As I was reading the article Non linear elliptic and parabolic equations involving measure data, I came across with the following:
the sequence $\{f_n \}$ is bounded in the space $L^1(0,T;W^{-1,s})+L^1(0,T;L^1)$,
where $W^{-1,s}$ denotes the usual Sobolev space.
What does this mean exactly? I thought a possible interpretation is:
Consider $\{g_n\} \in L^1(0,T;L^1)$ then $f_n -g_n$ is bounded in $L^1(0,T;W^{-1,s})$
Is this true?
If $X$, $Y$ are Banach spaces, which continuously embed into some Hausdorff topological vector space $Z$, then $$ X+Y=\{h\in Z\mid \exists f\in X,\,g\in Y\colon h=f+g\} $$ and $$ \|h\|_{X+Y}=\inf\{\|f\|_X+\|g\|_Y\mid f\in X,g\in Y,h=f+g\}. $$ Boundedness in $X+Y$ then has the usual meaning.

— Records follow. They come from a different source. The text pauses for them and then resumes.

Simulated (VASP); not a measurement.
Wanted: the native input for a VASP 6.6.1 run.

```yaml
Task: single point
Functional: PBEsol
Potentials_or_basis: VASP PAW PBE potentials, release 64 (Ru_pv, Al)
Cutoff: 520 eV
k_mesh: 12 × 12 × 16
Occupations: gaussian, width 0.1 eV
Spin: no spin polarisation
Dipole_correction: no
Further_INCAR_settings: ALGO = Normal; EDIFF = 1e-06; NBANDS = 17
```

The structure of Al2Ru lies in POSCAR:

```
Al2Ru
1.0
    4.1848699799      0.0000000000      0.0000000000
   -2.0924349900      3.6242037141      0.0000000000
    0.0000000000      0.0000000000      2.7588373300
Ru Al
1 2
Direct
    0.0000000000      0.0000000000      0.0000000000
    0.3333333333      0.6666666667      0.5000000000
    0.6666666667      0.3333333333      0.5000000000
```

The choice of $Z$ does not matter and is often swept under the rug. In your case you could take for $Z$ something like $L^1(0,T;L^1+W^{-1,s})$, which leaves with another sum of Banach spaces. For these you can use the embeddings $L^1, W^{-1,s}\hookrightarrow \mathcal{D}^\prime$.